Ohioans possible VP picks for Hillary Clinton

Sherrod Brown has been getting a lot of attention, but some also pushing for former AG Richard Cordray.

Even as Sen. Sherrod Brown remains a contender to be Hillary Clinton’s vice presidential running mate, a handful of labor leaders and some Ohio Democrats have launched an aggressive effort to persuade Clinton to consider former Ohio Attorney General Richard Cordray.

Although Brown has an extensive resume and deep ties with organized labor and progressives, there are mounting fears that if Clinton taps him for the second spot on the ticket, Gov. John Kasich would name a Republican to replace Brown should Democrats win the presidential election.

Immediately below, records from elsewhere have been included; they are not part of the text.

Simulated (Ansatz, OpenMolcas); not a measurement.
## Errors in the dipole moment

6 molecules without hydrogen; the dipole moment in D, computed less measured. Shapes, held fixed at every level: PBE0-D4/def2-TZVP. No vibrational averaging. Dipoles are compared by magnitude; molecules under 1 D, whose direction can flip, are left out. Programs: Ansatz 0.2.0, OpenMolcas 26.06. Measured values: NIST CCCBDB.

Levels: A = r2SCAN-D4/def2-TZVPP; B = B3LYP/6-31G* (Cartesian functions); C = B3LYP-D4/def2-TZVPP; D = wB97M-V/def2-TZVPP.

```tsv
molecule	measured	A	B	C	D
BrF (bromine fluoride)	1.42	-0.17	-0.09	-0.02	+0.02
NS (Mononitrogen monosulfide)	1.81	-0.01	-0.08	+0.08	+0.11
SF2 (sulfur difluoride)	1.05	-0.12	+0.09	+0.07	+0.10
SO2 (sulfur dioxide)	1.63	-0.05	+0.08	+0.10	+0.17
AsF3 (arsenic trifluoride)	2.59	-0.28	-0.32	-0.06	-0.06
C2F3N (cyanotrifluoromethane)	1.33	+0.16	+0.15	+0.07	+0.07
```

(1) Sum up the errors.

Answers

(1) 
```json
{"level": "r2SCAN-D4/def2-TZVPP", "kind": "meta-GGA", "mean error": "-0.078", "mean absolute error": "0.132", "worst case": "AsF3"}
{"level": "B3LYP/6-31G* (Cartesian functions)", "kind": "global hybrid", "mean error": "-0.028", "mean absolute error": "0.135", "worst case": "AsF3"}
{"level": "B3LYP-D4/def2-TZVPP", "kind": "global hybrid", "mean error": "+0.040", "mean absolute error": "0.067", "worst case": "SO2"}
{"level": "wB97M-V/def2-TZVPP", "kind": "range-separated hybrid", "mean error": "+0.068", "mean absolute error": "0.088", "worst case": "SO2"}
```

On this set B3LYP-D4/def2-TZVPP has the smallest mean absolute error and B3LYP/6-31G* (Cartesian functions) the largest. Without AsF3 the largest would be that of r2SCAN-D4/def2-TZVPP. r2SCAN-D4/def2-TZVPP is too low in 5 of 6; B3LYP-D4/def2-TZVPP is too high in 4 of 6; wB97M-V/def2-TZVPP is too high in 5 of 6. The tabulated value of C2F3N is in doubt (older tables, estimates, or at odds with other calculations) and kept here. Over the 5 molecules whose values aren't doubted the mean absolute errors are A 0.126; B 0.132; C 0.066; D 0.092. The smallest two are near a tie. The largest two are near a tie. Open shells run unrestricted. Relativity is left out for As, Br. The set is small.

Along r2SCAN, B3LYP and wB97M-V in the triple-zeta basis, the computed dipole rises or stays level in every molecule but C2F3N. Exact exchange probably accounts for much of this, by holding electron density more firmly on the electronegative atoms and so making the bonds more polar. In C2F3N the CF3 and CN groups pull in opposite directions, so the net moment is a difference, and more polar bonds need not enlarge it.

That has prompted what has become a loud and vigorous campaign to push for Cordray, director of a major federal consumer agency created by Congress in 2010 as part of a major overhaul of the nation’s financial regulation system.

Just this past week, the Toledo Blade and Akron Beacon Journal published editorials urging Clinton, the presumptive Democratic presidential nominee, to consider Cordray, 57, who won statewide elections in Ohio for state treasurer and attorney general.

Those editorials were echoed by Sonny Nardi, president of Teamster Local 416 in Cleveland, who said he is “doing everything I can to get Rich’s name out because I truly believe he will be a great vice president.”

Dale Butland, a onetime adviser to former Sen. John Glenn, D-Ohio, said “if Hillary Clinton is looking for a candidate who will not in any way hurt her and who in many ways might help particularly in a state like Ohio, I think Rich Cordray should be on the short list.”

A Clinton spokeswoman declined to comment on Cordray or any other potential nominee, but at least one high-level Democrat said while Cordray has “great credentials,” he would be a “wildcard” or dark horse.”

Clinton and her advisers have not signaled who she is considering, although names mentioned by Democrats include Brown, Sen. Elizabeth Warren of Massachusetts, Secretary of Labor Thomas Perez, and Housing and Urban Development Secretary Julian Castro, or someone with a deep background in national security or counter terrorism.

Cordray has a broad range of domestic and legal experience. He earned a law degree from the University of Chicago, served as a law clerk to Supreme Court Justice Anthony Kennedy, was elected state treasurer in 2006 and state attorney general in 2008, before being narrowly defeated for re-election in 2010 by Republican Mike DeWine.

But while Cordray has the image of the nice kid next door, even his closest friends would not describe him as an electrifying speaker. By contrast, both Brown and Warren – who urged President Barack Obama to pick Cordray as the consumer bureau chief – both campaign with far greater gusto than the studious Cordray.

“Elizabeth Warren knows how to handle Donald Trump,” said Mary Anne Marsh, a Democratic consultant in Boston.

Brown seems an obvious choice. A graduate of Yale, Brown has served in the Ohio House, two terms as Ohio secretary of state, seven terms in the U.S. House, and two terms in the Senate.

His trademark and vocal opposition to any number of trade agreements – from the North American Free Trade Agreement in 1993 to the 12-nation Pacific trade deal negotiated by President Barack Obama – fits in well with Democrats nationally.

But he has one glaring drawback: Democrats say Clinton wants Democrats to seize control of the Senate this November. If Republicans maintain control, they can block her nominees to the U.S. Supreme Court and her cabinet, while killing her budget and tax plans.

By picking Brown, Clinton would be handing the seat over to the Republicans. By contrast, Massachusetts’ law provides for a relatively swift special election to replace Warren.

“We think the world of Sherrod Brown,” said Ken Lortz, director of the United Auto Workers in Ohio and Indiana. “But if Sherrod Brown were to run in that spot at a time when hopefully the Democrats can take control of the U.S. Senate, that would be one more seat” Democrats would have to win in another state for any hopes to control the Senate.

Others are convinced Clinton needs a bold choice. David Leland, former chairman of the Ohio Democratic Party and now a member of the Ohio House from Columbus, warned because more than 60 percent of voters tell pollsters the country is on the wrong track, “we need to run a progressive change agenda and not just a status-quo election,” adding the vice presidential pick should be someone who could “shake it up.”